Hacker News new | ask | show | jobs
by goenning 937 days ago
If your ClickHouse ReplacingMergeTree returns twice the expected row count is because your query is wrong. You don’t need to FINAL it, just use aggregation on your queries as per their docs
2 comments

Hi. Sorry if my query offended you.

I basically executed literally what Clickhouse recommends at their guides for deduplication https://clickhouse.com/docs/en/guides/developer/deduplicatio....

Of course you can also materialize with aggregations or just use a group by, or even force optimize of the table. But my point is that you don't really get exactly once guarantees. Whoever is querying that table needs to be aware than a `SELECT * FROM tb` might contain duplicates and needs to adapt their queries accordingly.
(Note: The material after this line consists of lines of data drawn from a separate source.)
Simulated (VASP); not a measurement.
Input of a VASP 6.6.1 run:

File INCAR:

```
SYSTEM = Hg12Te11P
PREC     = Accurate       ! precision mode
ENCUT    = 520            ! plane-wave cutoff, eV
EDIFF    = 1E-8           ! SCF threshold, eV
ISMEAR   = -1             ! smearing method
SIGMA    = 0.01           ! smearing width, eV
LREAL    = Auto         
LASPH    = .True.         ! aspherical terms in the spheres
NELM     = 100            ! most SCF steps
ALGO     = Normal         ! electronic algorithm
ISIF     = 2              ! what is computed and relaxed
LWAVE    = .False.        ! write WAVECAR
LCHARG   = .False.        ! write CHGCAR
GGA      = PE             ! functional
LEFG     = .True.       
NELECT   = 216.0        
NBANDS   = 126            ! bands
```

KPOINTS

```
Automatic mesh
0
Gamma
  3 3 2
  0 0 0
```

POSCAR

I believe there are 0 people working with CH and ReplacingMergeTree and don’t know that they have to use final or group by in order to get non duplicate data. It’s mentioned in the table engine page, their knowledge base everywhere.

Also i have not recently seen anyone not recommending it. It might have been the case a few years ago, but performance of final has improved and it’s faster than alternatives. People suggest to use MergeTrees obviously but if no alternative, replacing is the way to go.

Indeed, you should still aggregate even on mergetree tables.

I'm not sure what is about the database world where people are happy to discuss their competitors and include either mistakes or misinformation. It doesn't seem to happen in other parts of the industry.